I had never seen a cacao pod before late 2007 when my business partner and I were sourcing tropical fruits for clients in a remote canyon in Northern Peru. I opened my first cacao pod and 40% of the beans were white. I sent leaf samples to the USDA/Research Service for testing and was stunned by their findings:
''Cacao Pod with 40% white bean Pure Nacional are an unprecedented Discovery,” said Dr. Lyndel Meinhardt, lead researcher for the USDA/Research Service. “Either Mother Nature or some ancient tribute placed those trees in the Marañón Canyon centuries ago.''
We have been doing business in Peru since 2002. However, as a 4th generation entrepreneur, the ''unprecedented discovery'' of a pure cacao variety thought to be extinct for 100 years immediately caught my attention.
But it was the farmers and their families who have most changed my view of life and cacao. Being in the Canyon is like stepping back a century in time. Mud and straw brick homes, women cooking over open wood fires, little or no electrical power, no paved roads and families living at subsistence levels. I realize we could make a difference in their lives and build a successful business for them and for us.

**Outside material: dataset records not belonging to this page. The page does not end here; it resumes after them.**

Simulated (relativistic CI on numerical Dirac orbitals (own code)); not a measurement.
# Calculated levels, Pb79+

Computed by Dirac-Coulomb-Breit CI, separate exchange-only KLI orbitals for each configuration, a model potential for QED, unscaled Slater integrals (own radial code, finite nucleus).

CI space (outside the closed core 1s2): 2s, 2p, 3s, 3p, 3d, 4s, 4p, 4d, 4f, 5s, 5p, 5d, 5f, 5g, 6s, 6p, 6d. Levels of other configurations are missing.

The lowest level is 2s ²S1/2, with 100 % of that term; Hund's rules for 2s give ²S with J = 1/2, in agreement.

Today, 9 years later, we purchase wet cacao beans from more than 400 small farmers at a 50% premium over the market prices. We ferment and dry them at our facility we built in the Canyon and provide cacao beans and chocolate to those who love chocolate in 20 countries.
In the hot, rainy jungle, farmers nurture the small cacao trees with love and dedication, treating them as a members of their family year after year. They do so with kindness and respect for this National Treasure of Peru that Mother Nature, or perhaps some ancient tribe, placed there centuries ago. And so will their children's children for centuries to come.